Articles - Bulletin

Articles - Bulletin

Oak Vines

Oak Vines

    A few weeks ago Bruce and I met up at someone’s home to help them unload some things off of a trailer.  They had recently cleared a small wooded lot and we were unloading some things for that lot.  After we go done we were standing around talking and swatting all the gnats that all the sudden came out of nowhere and seemed to be trying to carry us off.

   Around the perimeter of the lot were a lot of large oak trees that they had left when they cleared the lot.  From a lot of those trees there were vines hanging from them.  I’m not sure the exact name of them or what kind they are.  I call then oak vines but I’m sure that’s wrong.

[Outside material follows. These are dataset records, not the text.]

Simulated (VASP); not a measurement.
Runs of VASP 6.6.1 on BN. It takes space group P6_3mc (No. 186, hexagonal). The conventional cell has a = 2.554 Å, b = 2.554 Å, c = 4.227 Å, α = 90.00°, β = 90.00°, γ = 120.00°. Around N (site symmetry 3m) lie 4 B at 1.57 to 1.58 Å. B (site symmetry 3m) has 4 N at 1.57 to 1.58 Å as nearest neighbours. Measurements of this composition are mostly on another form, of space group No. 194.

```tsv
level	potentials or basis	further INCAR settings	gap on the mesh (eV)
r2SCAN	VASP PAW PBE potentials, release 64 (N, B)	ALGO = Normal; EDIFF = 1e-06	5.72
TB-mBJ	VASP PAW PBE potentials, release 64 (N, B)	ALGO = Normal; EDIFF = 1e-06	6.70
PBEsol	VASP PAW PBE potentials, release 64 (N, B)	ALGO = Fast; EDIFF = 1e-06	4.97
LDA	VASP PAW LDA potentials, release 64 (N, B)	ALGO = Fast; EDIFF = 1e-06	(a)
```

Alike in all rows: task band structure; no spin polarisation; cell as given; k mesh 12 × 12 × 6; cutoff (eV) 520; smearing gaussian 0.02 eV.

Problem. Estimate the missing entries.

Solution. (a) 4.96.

    Most of these vines are only ¼ to ½ inch thick but very long.  Because they’re rather small many of them look like you could just walk up and grab hold with one hand and pull it right out.  I walked over to one and gave it a good pull.  It came down a little bit but then stopped.  I grabbed it with two hands and gave it a good pull.  Nothing... I jumped up as high as I could (not that high) and held on as I put my whole body weight into it and just hung there swinging.

    Bruce came over and we both got a good grip and with both of us putting our full weight into it we finally pulled it out of the tree.  We then began to go around to other vines and attempt the same thing.  Again these are relatively small in size but most of the ones we attempted are still hanging there because the two of us could not get them out. 

    Now many of you have done this very same thing and when you finally do get one out of the tree you know that while it’s one vine at the bottom, up in the tree it’s a bunch of them all twisted up together.  Even when you do get one to release out of the tree rarely do you get 100% of it.  Often times there are remnants left high out of reach.

    I couldn’t help but think those vines are a lot like sin and it’s nature in our lives.  At first glance those vines blend in almost perfectly with the tree and can be hard to spot unless some clearing is done.  Even when they are readily visible hanging there they appear to be harmless, small, easy to manage and deal with.  What has the appearance of a single issue, single vein of temptation, quickly exposes a lot more.

    When you pull on that issue hard enough often times you can get it to budge and for a moment you stand there with your head bowed as everything from that vine falls around you.  It can make a mess and do some damage as it is being ripped out bringing small limbs and bark down with it.  It brings down with 50 other smaller issues that have to be picked up and addressed as well.

    Other times you pull and pull to no avail.  Even with the help of others you try your hardest and it just won’t budge.  It’s so entangled in their lives that it just won’t let go and it’s left hanging there.  While a truck and a rope can do it the damage it does and the mess it makes is greater.

    In the parable of the sower in Mark 4 Jesus explains that the seed that fell among the thorns was choked by the cares of the world and the deceitfulness of riches and the desires for other things.  Peter said in 2 Peter 2 “For whatever overcomes a person, to that he is enslaved.”

    Often times in our lives we allow the things of this world to get entangled within our lives.  We don’t always recognize it nature and grow for a while but a closer look reveals some things that need to be cleared out.  And though at first glance we say it’s not that big the nature of sin proves over and over its deceitful nature and how great of a strong hold it often has.

    “Wretched man that I am!  Who will deliver me from this body of death?  Thanks be to God through Jesus Christ our Lord! So then, I myself serve the law of God with my mind, but with my flesh I serve the law of sin.”